Just when he thought his week couldn't get worse, losing GOP presidential nominee Mitt Romney has begun losing Facebook friends by the score. The Washington Post noticed this sad capper on the former Massachusetts governor's lousy week and took the time to track the rate of loss:
Refresh the page – 12.08 million. Refresh again – 15 less. It would seem the defeated presidential candidate faces a problem unique to the social media age: The race may be over, but on the Internet his bid for president remains as a frozen digital relic.
Then again, as WaPo blogger Caitlin Dewey notes, the Romney campaign basically gave up the social media ghost when it was clear the candidate had lost, with no updates to the Romney Twitter account since Election Day and only an image change on the Facebook page on Wednesday.

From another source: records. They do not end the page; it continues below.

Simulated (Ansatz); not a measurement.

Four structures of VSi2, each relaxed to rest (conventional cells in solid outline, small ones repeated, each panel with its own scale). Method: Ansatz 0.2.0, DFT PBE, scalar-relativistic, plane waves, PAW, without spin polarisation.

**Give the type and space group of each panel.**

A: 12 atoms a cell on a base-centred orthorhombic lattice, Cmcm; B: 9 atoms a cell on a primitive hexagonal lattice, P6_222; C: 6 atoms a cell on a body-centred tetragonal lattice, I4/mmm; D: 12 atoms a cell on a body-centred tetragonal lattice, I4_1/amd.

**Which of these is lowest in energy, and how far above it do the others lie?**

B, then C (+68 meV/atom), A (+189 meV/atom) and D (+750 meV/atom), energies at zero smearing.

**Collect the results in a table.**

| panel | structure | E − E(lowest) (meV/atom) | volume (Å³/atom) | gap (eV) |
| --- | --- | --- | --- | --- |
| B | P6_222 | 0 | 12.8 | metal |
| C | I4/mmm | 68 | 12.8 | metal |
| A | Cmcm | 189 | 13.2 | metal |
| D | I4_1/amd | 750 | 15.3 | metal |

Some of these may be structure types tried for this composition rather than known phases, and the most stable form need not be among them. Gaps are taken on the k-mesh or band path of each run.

Political pundits might find such social media shifts educational. They could indicate both how much the electorate really liked the candidate--maybe not much, in this case--and who they think is on the rise. The Post notes Florida Senator Marco Rubio has seen "a modest jump" in Facebook friends since Tuesday.
Betabeat tested the Post's assertion about Gov. Romney's follower loss and watched his Facebook "likes" diminish by 20 in just five minutes. His Twitter account was in flux, losing about 15 followers in the same amount of time, only to gain ten more moments later.
This may be the way things truly end now, not with a bang, but with a thousand unfollows.